# Kernel zoo

What follows are some useful kernels to have in my toolkit, mostly over $$\mathbb{R}^n$$ or at least some space with a metric. There are many more than I could fit here, of course. And kernels are defined over many space, Real vectors, strings, other kernels, probability distributions etc.

For these I have freely raided David Duvenaud’s crib notes which became a thesis chapter . Also wikipedia and .

TODO: kernel venn diagram.

## Stationary

A popular assumption, more or less implying implies that no region of the process is special. In this case the kernel may be written as a function purely of the distance between $K(\mathbf{x},t)=K(\|\mathbf{x}-t\|)$ for some distance $$\|\cdot\|$$ between the observation coordinates. This kind of translation-invariant kernel is the default. They are convenient analysed in terms of the Wienere-Khinchine theorem.

A general stationary kernel is the Hida-Matérn kernel .

## Dot-product

The kernel is a function of the inner product/dot product of the input coordinates, and we may overload notation to write $K(\mathbf{x},t\mathbf{y})=K(\mathbf{x}\cdot \mathbf{y}).$ Hard to google for because there is the confounding fact that kernels already define inner products in some other space so it’s a dot product defined in terms of a dot product.
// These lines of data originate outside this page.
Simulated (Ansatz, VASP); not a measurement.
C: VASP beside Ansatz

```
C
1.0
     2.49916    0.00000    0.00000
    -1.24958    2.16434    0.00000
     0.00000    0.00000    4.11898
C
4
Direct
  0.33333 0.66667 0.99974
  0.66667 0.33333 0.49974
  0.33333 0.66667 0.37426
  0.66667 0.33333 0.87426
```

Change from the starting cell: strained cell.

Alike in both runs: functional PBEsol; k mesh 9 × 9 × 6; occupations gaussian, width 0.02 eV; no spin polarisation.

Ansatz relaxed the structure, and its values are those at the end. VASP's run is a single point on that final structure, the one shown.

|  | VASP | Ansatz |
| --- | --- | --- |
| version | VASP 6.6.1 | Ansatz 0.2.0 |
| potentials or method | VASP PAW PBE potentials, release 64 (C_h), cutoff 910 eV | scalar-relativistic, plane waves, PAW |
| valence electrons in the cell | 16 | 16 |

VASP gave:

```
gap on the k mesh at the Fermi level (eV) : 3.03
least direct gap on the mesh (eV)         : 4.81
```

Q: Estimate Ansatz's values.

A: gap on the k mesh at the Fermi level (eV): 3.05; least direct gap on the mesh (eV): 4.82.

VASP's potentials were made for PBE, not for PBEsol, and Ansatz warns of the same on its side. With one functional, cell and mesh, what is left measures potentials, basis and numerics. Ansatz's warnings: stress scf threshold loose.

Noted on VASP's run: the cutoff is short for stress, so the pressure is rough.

Such kernels are rotation invariant but not stationary. Instead of the Fourier relationships that stationary kernels have, these can be described in Legendre bases for radial functions Smola, Óvári, and Williamson (2000) manufacture some theorems which tell you whether your choice of inner product can in fact define an inner product kernel. Unfortunately the basis so defined are long and ugly and not especially tractable to work with except maybe by computational algebra systems.

## NN kernels

Infinite-width random NN kernels are nearly dot product kernels. They depend on the several dot products, $$\mathbf{x}\cdot \mathbf{x}$$, $$\mathbf{x}\cdot \mathbf{y}$$ and $$\mathbf{y}\cdot \mathbf{y}$$. See NN kernels.

## Causal kernels

Time-indexed processes are more general than a standard Wiener process. 🏗

What constraints make a covariance kernel causal? This is not always easily expressed in terms of the covariance kernel; you want something like the inverse covariance/precision.

### Wiener process kernel

The covariance kernel which is possessed by a standard Wiener process, which is a process with Gaussian increments, which is indeed a certain type of dependence. It is over a boring index space, time $$t\in \mathbb{R}$$. We can read this right off the Wiener process Wikipedia page: For a Gaussian process $$\{W_t\}_{t\in\mathbb{R}},$$

${\displaystyle \operatorname {cov} (W_{s},W_{t})=s \wedge t}$

Here $$s \wedge t$$ here means “the minimum of $$s$$ and $$t$$”. From it we can immediately construct the kernel $$K(s,t):=s \wedge t$$.

## Squared exponential

A.k.a. exponentiated quadratic. Often “radial basis functions” mean this also, although not always.

The classic, default, analytically convenient, because it is proportional to the Gaussian density and therefore cancels out with it at opportune times.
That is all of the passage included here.